My cats are psychic. (Maybe also psycho, but that's another subject.) I opened several cans tonight in the process of cooking tonight's dinner and prepping for Shabbat. They came running exactly once -- when I began to open a can of tuna. They couldn't have smelled it and reacted unless they have teleportation technology. And if they could teleport, the occasional wrestling matches would be shorter.

Purim is coming up soon. It is, among things, a day of some amount of silliness. I am looking for inspiration -- or better yet, stealable material -- for the "kiddush" to recite at the festive meal. (Kiddush is a blessing said, over wine, to sanctify Shabbat and other holidays. It's formal and has a fixed text and stuff -- except Purim doesn't have a kiddush, not being a Torah holiday, but that never stopped people from having fun.)

I wore a talit at services this morning for the first time at that congregation. (Well, I also wore a talit when I led Shabbat services there, but I was specifically told I should for that.) The people who were encouraging me said positive things and I didn't notice anyone giving me strange looks. Good. Now I can be consistent. They gave me an aliya, and then asked me to stay up there to lead concluding prayers. That was nice, and I do that part pretty well. (If Kriat Sh'ma weren't kicking my butt on the Hebrew I could lead the entire morning service. Note: we don't do a chazan's repetition of the Amidah, so there's no nusach to learn there. Everyone is presumed to be competent to daven for himself.)

I have located exactly two gas stations that serve diesel fuel within a couple miles of my home. (One's in Oakland and one's in Swissvale.) That's not enough for me to be comfortable buying a car with a diesel engine.

(no subject)

Date: 2004-02-27 12:37 pm (UTC)
From: [identity profile] figmo.livejournal.com
I wonder if the trend is somewhere in between. In south Jersey I never saw a woman wear a Talit. Ever. Even the women cantors didn't wear them.

In New York I saw women rabbis wear them, but not other women. Then I came to California.

The first time I got to a service in California (I'd guess it was in the mid-80s) at Stanford Hillel, the cantorial assistants and some of the female Stanford students wore them.

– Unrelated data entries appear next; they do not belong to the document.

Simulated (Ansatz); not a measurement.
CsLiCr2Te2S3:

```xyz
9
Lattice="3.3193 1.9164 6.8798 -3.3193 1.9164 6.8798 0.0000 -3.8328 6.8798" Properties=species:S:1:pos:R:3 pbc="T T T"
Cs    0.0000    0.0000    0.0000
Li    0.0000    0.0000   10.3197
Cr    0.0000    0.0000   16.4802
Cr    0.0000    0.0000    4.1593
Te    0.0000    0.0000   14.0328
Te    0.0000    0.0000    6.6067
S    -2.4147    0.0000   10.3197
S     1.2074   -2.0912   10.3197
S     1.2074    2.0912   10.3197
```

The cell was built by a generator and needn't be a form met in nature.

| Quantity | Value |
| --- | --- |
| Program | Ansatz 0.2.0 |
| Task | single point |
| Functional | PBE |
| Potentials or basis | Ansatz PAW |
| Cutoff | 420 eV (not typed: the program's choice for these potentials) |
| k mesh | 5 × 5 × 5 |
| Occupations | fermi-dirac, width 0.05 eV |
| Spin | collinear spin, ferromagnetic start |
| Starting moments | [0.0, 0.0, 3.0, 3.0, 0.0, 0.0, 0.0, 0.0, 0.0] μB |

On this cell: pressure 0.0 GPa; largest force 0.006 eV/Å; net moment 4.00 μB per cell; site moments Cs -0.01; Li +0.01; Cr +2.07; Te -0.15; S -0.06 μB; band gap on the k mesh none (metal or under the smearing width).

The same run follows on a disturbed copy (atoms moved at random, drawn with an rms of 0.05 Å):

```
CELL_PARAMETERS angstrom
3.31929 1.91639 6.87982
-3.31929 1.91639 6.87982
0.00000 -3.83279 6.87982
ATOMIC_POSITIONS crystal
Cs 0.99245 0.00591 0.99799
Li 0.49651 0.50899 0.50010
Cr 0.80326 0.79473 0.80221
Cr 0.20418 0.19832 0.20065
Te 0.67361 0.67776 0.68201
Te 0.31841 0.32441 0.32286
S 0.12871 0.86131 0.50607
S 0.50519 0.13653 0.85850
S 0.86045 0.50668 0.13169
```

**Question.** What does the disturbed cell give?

At my cousins' synagogue in Queens, the synagogue not only provided a yarmulke basket, but a basket of lace doilies and hairpins for the women to wear on their heads. This was a first for me, but I saw it again at his brother's bar mitzvah on Long Island (different shul) a few years later, so I presumed it was commonplace at least in NY. I saw a few of the younger women wearing Talit at that bar mitzvah, but most didn't. At another cousin's bar mitzvah in south Jersey (oddly enough, the same congregation I grew up with), there was no "doily basket" for the women, but a few of the conservative ones wore their own doilies. Only the cantor wore a Talit.

That's why I think it might be a regional thing, or at least more likely to be found in more liberal congregations in larger urban areas.